Wednesday, June 13, 2012

The Real Education Divide (It's Not Public Or Private)

A slightly off topic post today.

Post Gonski report I've seen a lot written about the "educational divide" in Australia. Almost all of these articles, I think, falsely put this divide between public schools and private schools. There is a divide but it is not here.

From 2003-2009 one of the roles I had in my job was to give seminars in high schools. The topic (drugs and alcohol) was pretty universal so it meant I got to visit and interact with students and teachers from the most elite private schools through to students in the most notorious public schools.

At the time I had very young children so I was often thinking would I send my child to this school? Having been educated in a public school I always thought that this is exactly what I would do with my own children. That was until I came across the education divide.

There is an education divide and it is not across the private and public divide but purely across the socio-economic divide. Really there are three tiers. Tier 1: Elite private schools: these are the ones with high fees, each kid has to bring their own laptop and the year 11 excursion will be somewhere in. Tier 2: Public schools in affluent areas and low fee private schools. Tier 3: Public schools in poorer areas.

In my job it got to the point where I was pretty confident I could be helicoptered in and could tell which tier a school fell into. I've seen 2nd tier public schools with architecturally designed facades, landscaped gardens, excellent IT resources and even a gym (one good enough to charge the public to use). Above all these schools (public and private) had experienced teachers and students who have grown up in a family where education was valued, it was seen as highly important that students do well and students were asked to think about what university course they will do.

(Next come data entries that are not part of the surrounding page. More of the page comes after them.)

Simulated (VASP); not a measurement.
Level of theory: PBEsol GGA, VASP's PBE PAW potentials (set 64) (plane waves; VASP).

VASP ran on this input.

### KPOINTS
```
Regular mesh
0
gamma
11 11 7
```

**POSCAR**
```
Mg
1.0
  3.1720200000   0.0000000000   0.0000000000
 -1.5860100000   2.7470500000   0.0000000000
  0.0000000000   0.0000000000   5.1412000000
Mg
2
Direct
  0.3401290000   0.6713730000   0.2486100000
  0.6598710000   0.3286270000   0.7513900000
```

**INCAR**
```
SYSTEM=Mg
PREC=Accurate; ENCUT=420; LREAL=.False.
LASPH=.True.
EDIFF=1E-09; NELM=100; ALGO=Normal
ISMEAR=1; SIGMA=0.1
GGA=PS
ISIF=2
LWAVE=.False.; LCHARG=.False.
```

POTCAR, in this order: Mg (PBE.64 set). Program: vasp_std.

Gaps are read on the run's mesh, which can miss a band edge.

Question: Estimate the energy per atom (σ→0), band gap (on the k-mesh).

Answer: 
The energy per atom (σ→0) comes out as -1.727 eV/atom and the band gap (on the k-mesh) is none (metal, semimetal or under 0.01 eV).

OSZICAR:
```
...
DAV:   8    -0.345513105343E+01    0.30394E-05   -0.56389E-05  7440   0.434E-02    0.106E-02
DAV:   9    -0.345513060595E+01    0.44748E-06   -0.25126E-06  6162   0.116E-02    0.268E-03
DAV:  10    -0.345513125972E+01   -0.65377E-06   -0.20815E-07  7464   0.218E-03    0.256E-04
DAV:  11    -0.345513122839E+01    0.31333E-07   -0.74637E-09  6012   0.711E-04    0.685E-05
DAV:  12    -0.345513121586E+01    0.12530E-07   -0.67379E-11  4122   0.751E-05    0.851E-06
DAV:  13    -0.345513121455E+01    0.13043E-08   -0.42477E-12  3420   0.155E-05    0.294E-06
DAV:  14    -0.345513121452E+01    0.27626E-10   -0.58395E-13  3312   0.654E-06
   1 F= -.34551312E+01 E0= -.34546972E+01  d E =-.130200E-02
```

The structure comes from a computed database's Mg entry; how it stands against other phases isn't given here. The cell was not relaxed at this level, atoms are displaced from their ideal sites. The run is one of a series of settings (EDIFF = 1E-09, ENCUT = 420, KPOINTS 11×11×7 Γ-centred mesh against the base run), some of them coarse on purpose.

On the other hand I've seen schools in the third tier where there was a 10cm floor to ceiling gap a the staff room. A staff room where the broken fridge was used as a cupboard and the microwave was used to boil water because the kettle was broken too. I've been told not to use words on a  power point presentation for year 11 students because "they don't read" (yes that is a quote). The teachers were a mixture of new teachers (you can't just get a job at a school in an affluent area), not particularly good burnt out older teachers, and experienced older teachers who choose to stay at a school in a poorer area. These teachers often have low expectations for their students trying earnestly to funnel them in to a trade. They are often exasperated, teaching students who come from families who do not feel that they benefited much from their own education and don't believe their children will benefit much from theirs.

This divide becomes even more pronounced with proliferation of low fee private schools. Many parents like me have chosen to put our kids in to a lower fee private school (a school chosen in part because it achieved similar Naplan results to the public primary school I went to as a child). This means that where there might have been 15 kids in a class who's parents have high expectations on what their child might achieve at school, there might be only 5. I believe this profoundly shifts the culture of a school. The greater the percentage of students who don't have a strong motivation to learn from home teachers either lower expectations or burn themselves out trying to motivate a whole class to do better. These burnt out teachers will eventually move to a school where this motivation is instilled in a higher majority of students - that is, usually a school in a more affluent area. As these things happen the reputation of a school falls and parents avoid sending their kids to the school. It's a spiralling ever widening divide.

Personally I am currently looking at moving out of the area I live in. Schooling is a big factor in the decision and when buying a new house I'll be adding the cost of two private school educations on top of the cost of any house outside the boundary a 2nd tier public school.

2 comments:

GregoryO said...

Hi Chris,
I found myself initially quite surprised that you're giving this topic so much attention. Then I realised that you are living in the reality of the prospect of that third tier, and school takes up a sizeable chunk of yours and your kids' time, so it's a very real and present issue.

My daughter & unborn child are young enough that school is in the distant future, and we've stumbled into in an affluent area so this will probably remain a merely academic issue for me.

I am (currently) sure, though, that if my daughter wants to avoid NAPLAN stress, TEE stress, or university all together, then she will have my support. Of course that still puts me in a different position to a parent of a kid at a school with mostly burnt out or brand new teachers.

Peace,
Greg.

Chris said...

Indeed Greg, to all your points. If my animal loving daughter wants to leave school and be a tour guide at a farm I'm more than happy for her to do that but I want to make sure that being a vet can be an option too.